Today as I was driving, I noticed that the sky was particularly gray, a deep, heavy gray. It hung thickly above rooftops covered with white snow, contrasting with odd celestial darkness for 9:00 a.m.
As I pondered the gray and whiteness, the first thought to cross my mind was, "Why do people want their kitchens to look like this?"
Now, if you lived in a cloyingly hot, humid jungle, full of saturated green moss, shining red snakes, stunning blue lagoons and stupendous yellow flower blossoms, I can see where you might like to escape to a cool, pale, monochromatic decorating palette inside your home. But if you live in a place where winter descends with snow, ice and bitter winds lashing endlessly from a completely desaturated sky, I would think you'd like a little bit of warmth in your home decorating.
Just because it feels like a lovely room in Florida doesn't mean it's lovely in Alaska. There are places where you honestly need your brick to be a cheerful red, your wood to be warm brown, and your window treatments to have thermal properties.
However, I think the white trends are here to stay for much longer than one would have guessed, based on the average seven-year design cycle. I've been trying to wait it out, but I had a revelation the other day, which made me realize my waiting is probably in vain.
Here's the deal: Virtual reality is overtaking real reality. People live on their devices. Life is experienced through photographs on social media. It makes no difference what the left half of your room looks like, if the right corner is photo-worthy. Everything you do, you do for the purpose of taking a picture, and it's all about the picture. If the picture puts up a good front, nothing else matters.
[Aside: Do you know that my 20-something daughter--who is a teacher--told me kids don't even talk to each other at school anymore? They just bury themselves in their phones. When she has a study hall, the students sit and scroll through their phones and don't interact with the kids around them at all. She isn't even that old, but she says, "When we were kids, we buddied up in study hall and worked on homework together, or talked and joked around. Now they just stare into their phones." This is both heartbreakingly sad, and bone-chillingly frightening.]

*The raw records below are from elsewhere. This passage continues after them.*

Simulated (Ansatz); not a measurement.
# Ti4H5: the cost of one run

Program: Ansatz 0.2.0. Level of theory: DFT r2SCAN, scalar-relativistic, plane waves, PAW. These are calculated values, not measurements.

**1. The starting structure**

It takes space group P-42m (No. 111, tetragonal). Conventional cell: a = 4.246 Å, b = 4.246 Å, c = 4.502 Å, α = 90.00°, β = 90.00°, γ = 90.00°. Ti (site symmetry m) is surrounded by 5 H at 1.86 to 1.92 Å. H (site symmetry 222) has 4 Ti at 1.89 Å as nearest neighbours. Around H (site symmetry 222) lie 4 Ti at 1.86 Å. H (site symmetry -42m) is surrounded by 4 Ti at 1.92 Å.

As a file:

So to make my point about white decorating... here you go. Regardless of how anyone might feel about living in a monochromatic white and gray setting, it undeniably makes an attractive background for photographs. And since people care more about their photographic presence on social media than about their real lives, I predict that the white decorating trends are here to stay for quite some time.
So... you might as well move south, where at least you can get some warmth and color outside, if you can't have it inside. Right?